Roger Schank has covered story telling and knowledge management in great detail. Here are some highlights from a 2010 DARPA presentation.

  • Comprehension means “mapping your stories onto my stories”. It’s difficult to communicate with someone who has different stories.
  • Stories: should be full of details but short
  • Lecture: people cannot think about what they are thinking and listen to the speaker at the same time
  • Stories, to be effective, must not be too abstract for the person listening. Listeners must be able to absorb the stories.
  • In good stories, we do not give answers.

I had previously worked with stories on a client project to implement an ‘institutional memory’ system. This client was growing at a rapid rate and wanted employees in the future to understand the past of the organization. We learned that to be effective, institutional memory — especially the decisions taken over time — has to be part of the workflow of any knowledge worker doing complex work and making decisions.

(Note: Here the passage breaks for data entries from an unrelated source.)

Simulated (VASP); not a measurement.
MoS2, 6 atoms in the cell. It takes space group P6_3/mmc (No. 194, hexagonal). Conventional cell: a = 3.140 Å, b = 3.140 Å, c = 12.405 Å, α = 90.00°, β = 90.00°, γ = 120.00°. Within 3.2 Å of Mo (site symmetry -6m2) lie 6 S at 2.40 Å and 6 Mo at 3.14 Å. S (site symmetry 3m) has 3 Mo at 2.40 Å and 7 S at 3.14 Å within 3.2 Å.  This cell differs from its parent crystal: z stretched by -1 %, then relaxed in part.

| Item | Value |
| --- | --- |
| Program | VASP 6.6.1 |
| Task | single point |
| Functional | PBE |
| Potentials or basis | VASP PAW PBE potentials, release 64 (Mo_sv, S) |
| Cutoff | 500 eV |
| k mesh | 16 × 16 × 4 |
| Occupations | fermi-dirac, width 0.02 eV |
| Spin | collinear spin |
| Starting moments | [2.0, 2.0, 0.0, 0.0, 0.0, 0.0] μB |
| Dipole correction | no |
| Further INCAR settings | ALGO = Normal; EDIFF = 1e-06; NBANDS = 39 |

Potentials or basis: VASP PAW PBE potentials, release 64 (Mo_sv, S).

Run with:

Ewen Le Borgne writes that, “Institutional memory feeds off strong personal knowledge management among individual staff members”. Personal knowledge mastery is a set of processes, individually constructed, to help each of us make sense of our world and work more effectively. PKM is an ongoing process of filtering information from our networks, creating knowledge individually and with our teams, and then discerning with whom and when to share the artifacts of our knowledge. PKM helps to put our knowledge maps out there for others to see.

The field of knowledge management is nothing without people engaged in the process. Viola Spolin, creator of the ‘Theater Games’ actor training system, said that, “Information is a weak form of communication.” But, it can be improved, as Gary Schwartz notes, “Story becomes important in the ordering of all this information.” Stories are the glue, holding information together in some semblance of order, for our brains to process into knowledge.

But time and place for telling stories are also important. In Working the Past: Narrative and Institutional Memory  Charlotte Linde discusses the importance of ‘occasions’ in sharing institutional memory. “Without the occasion, the story rarely or never gets told”. Linde concludes that, “A story not having a proper occasion on which it can or must be told exists in an archive if it exists at all. An institution not having a range of occasions for telling stories is not likely to be working its past very hard.” My own experience in the military reflects many different occasions, from formal to very relaxed, in which to share stories.

For example, while any company’s institutional memory should be what Linde refers to as an open canon, or one that has new stories added over time, there is also a place for an official version of certain stories. An example is the first authorized history of MidWest Insurance, published in 1955 and still printed for internal use. Linde at first wondered if the book was more for show than use.

I began to wonder whether the book was displayed as a talisman of loyalty or whether it really was read. When I mused on this question to a district manager I had come to know, she assured me that she used it all the time. I asked what she used it for. Her answer was that she “mined it for stories” for speeches, since she had come to the company relatively recently, and that she didn’t know the history “by blood”, that is, she did not come from a MidWest family, and had joined MidWest in the middle of her career.

We are hard-wired to tell and remember stories. It probably began when we started to sit around a fire. Early humans may have diverged from other primates when they began eating meat. This meat was likely burnt from frequent lightning strikes on the African savanna. They did not even have to know how start a fire, only how to keep one going. Eating cooked meat gave a much higher caloric intake and human brains grew significantly larger than their primate cousins.

As humans developed a taste for cooked meat and a source of constant fire at their campsites, they had to work together socially. Hunting or gathering during the day was very task-focused but in the evening groups of our ancestors sat around the fire for protection. This is where storytelling began. Modern day Ju/’hoansi of the Kalahari Desert reflect this in their daily routine — ‘daytime talk’ and ‘fireside talk’ are quite different. The vocabulary of the latter is much larger and evenings are much more engaged in storytelling. This is one of the initial premises of Edward O. Wilson’s book, The Origins of Creativity.

However, I will close with a word of caution. While storytelling skills may be important, a critical network era skill — as we get inundated with stories on social media — will be the ability to deconstruct stories, or story skepticism. Thinking critically about how a story affects us emotionally is important before hitting the Tweet or Post buttons that are now so handy on our smart devices. We need to become story skeptics so the many emerging and deceptive storytellers do not lead us astray.